Netflix Holds Onto More Subscribers Than Expected: By the Numbers

by Shelby Scott
netflix-holds-onto-more-subscribers-than-expected-by-numbers

Netflix got off to a rough start during 2022’s Q1. After losing 200,000 subscribers, the streaming platform faced backlash for a multitude of items. Most prominently, the company laid off numerous employees while also planning for the addition of ad-supported content. Now, though, Netflix is headed toward redemption, even after announcing its partnership with Microsoft to begin incorporating ads. The newest reports reveal Netflix has maintained more subscribers than expected for Q2. Overall, the company lost fewer than one million subscribers, succeeding expectations.

According to Deadline, Netflix specifically reported a loss of 970,000 subscribers for Q2. It ended the quarter with a total of 220.67 million subscribers. Overall, the outlet states the loss is still pretty significant—especially if you consider that Netflix has remained the world’s leading streaming platform for years. However, compared to the company’s expected loss ranging between 1.5 and two million, it definitely exceeds the first quarter’s numbers.
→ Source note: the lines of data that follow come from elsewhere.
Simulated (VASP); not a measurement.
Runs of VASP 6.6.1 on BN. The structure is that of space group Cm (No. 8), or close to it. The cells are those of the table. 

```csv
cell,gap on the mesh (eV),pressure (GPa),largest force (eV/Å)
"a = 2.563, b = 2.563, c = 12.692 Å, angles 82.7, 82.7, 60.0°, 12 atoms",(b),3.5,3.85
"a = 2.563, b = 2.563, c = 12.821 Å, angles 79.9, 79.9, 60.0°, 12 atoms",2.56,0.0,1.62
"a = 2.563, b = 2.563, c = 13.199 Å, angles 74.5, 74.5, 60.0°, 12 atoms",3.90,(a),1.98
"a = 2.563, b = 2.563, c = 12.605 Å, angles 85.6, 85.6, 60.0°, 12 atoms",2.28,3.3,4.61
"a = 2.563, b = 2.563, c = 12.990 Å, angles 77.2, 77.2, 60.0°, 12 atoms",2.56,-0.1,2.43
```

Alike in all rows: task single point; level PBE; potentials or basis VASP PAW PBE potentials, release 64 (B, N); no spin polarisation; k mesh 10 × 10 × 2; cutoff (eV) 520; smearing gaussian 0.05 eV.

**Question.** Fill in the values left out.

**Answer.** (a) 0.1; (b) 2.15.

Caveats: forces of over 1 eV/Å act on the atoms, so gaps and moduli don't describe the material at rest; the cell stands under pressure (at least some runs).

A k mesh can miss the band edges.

In addition, the outlet reports Netflix’s overall revenue increased by 9% to $7.97 billion. Simultaneously, shares were worth $3.20 while, a year ago, they sat at $2.97.

Overall, the streaming company appears to be on the upswing. And that’s despite Q1 marking its first year-over-year subscriber decline in more than a decade. With Netflix making significant changes amid some of the worst inflation rates the country has ever seen, it’ll be interesting to see whether the streaming platform makes further gains in the coming months.

Netflix to Launch a New Crackdown on Password-Sharing In 5 Latin American Countries

Ads are the only new feature finding their way to Americans’ former favorite streaming platform. After using its adless content as a major marketing tool for years, the company is slowly moving away from that. In addition, Netflix has also drawn outcries from subscribers after announcing plans for a password-sharing crackdown several months ago. Now, amid the company’s endeavor to introduce ad-based content to its platform, Netflix also plans to launch a new password-sharing crackdown. The crackdown will take place in five additional Latin American countries.

Several months ago, Netflix had introduced its password-sharing crackdown in three Latin American countries including Peru, Costa Rica, and Chile. However, at the time, the new plan saw limited success. Essentially, some families and users experienced the extra charge for password sharing while others were completely unaware of the change entirely. It caused a rift between subscribers and company representatives.

Months following the shift in subscription plans, users in these countries are paying between $2 and $3 a month to add an “Extra Member.”

Now, the streaming platform intends to unleash a new password-sharing crackdown, this time in Argentina, the Dominican Republic, El Salvador, Guatemala, and Honduras. Similar to its first rollout, the new crackdown will see users have the option to add an additional home to their plan for a significantly lower cost than a single subscription.